Vortex: a Linux Foundation Project

Building the Future of Open Source, Columnar Storage

Aug 6, 2025
by Nicholas Gates
Cover image for Vortex: a Linux Foundation Project
Arrow IconGo back

When we first started building Spiral, our object-store native data system, we were faced with an interesting fundamental question: where does storage end and compute begin?

Today, we're excited to announce that our answer to this question—Vortex—has become a Linux Foundation Incubation stage project, backed by Microsoft, Palantir, Snowflake, NVIDIA, Influx Data, ParadeDB, Polar Signals, Wes McKinney, CMU’s Database Group, and other visionary data builders. You can read more about it in the press release.

In the modern AI landscape, compute is far more heterogeneous than pure big data analytics. In addition to regular SQL analytics workloads, there is demand for high-throughput access to training data, and low-latency access for search & retrieval. All of which has to support many modalities of data: from basic strings and numbers, to images, videos, vectors, and even entirely unstructured data like PDFs.

To tackle this, Spiral was designed to be object-store native. By this I mean data primarily living in object storage, a low cost system of record, with means to accelerate access when required.

Spiral encourages users to bring-your-own-compute. Whether this is for traditional SQL analytics with DataFusion, DuckDB, Trino; tensor-based compute with PyTorch, Tensorflow, Jax; or even general-purpose distributed frameworks like Spark, Ray, and Dask.

With compute in Spiral being so democratized, we can see how the boundary between storage and compute becomes quite blurred. Can every system perform an effective push-down? How do we leverage ephemeral caches to accelerate workloads? How can we maximize throughput from object storage and saturate GPU bandwidth?

The answer to all of these, as you may have guessed by now, is Vortex.

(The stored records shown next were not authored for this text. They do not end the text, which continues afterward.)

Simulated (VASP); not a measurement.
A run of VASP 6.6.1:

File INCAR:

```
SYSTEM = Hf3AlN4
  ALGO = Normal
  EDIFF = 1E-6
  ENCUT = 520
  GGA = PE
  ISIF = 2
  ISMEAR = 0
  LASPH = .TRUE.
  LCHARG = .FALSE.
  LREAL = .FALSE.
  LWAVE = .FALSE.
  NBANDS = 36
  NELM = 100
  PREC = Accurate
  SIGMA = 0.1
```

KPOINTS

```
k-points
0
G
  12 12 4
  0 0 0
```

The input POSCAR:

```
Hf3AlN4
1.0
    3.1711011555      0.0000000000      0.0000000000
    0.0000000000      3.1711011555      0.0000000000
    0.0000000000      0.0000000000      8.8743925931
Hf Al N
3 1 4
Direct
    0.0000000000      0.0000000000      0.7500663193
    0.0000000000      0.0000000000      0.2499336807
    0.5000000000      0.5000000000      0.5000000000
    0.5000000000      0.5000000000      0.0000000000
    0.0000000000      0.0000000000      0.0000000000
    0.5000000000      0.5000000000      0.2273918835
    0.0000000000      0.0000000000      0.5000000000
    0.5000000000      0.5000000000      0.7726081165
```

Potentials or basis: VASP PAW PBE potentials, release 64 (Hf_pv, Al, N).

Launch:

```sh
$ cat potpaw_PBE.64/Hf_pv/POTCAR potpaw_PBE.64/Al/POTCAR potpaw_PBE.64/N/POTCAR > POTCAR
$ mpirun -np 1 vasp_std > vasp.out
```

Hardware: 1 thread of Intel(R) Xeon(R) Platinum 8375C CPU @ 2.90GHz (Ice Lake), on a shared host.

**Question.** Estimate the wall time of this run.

Besides being a highly performant columnar file format, Vortex also provides composable tools for persisting, transferring, and querying compressed columnar data. The technical validation has been overwhelmingly positive: Microsoft, Snowflake, Palantir, and NVIDIA are backing it. TUM's fabled database group just released their latest paper "Anyblox", independently calling Vortex the "cutting edge" in file formats.

Vortex achieves Parquet's compression ratios with at 10-20x faster scans, up to 5x faster writes, and 100x faster random access reads. Depending on the query and the engine, it is no slower, and often dramatically faster. But the real, long-term breakthrough? Vortex is designed to support decoding data directly from S3 to GPU, skipping the CPU bottleneck entirely.

The rest of this post goes into detail about what Vortex is, some of the awesome things it enables, and how we see the project evolving, having recently donated it to the Linux Foundation.

Vortex Architecture

It’s time for a whistle stop tour of Vortex.

DTypes

As I've spoken about before, one of the first things we developed for Vortex was the concept of logical data types, or "DTypes". In contrast to Apache Arrow, we needed a way to separate the memory layout of an array from the logical data type it represents.

There is nothing particularly exciting about this type system (and that’s a good thing!). We are still missing a few core types such as fixed-length lists, fixed-length binary data, as well as a variant type to represent arbitrary nested JSON-like data.

One thing to note is that the Vortex StructDType supports lazy deserialization from FlatBuffer format. This allows Vortex to support ultra-wide schemas (>100k columns) with overhead proportional to how many columns are actually used.

Arrays

A Vortex array is an in-memory object implementing the array trait. This provides full scope to hold data in whatever format is desirable. This could be flat Arrow arrays, compressed FSST string buffers, or even heap-allocated Roaring Bitmaps.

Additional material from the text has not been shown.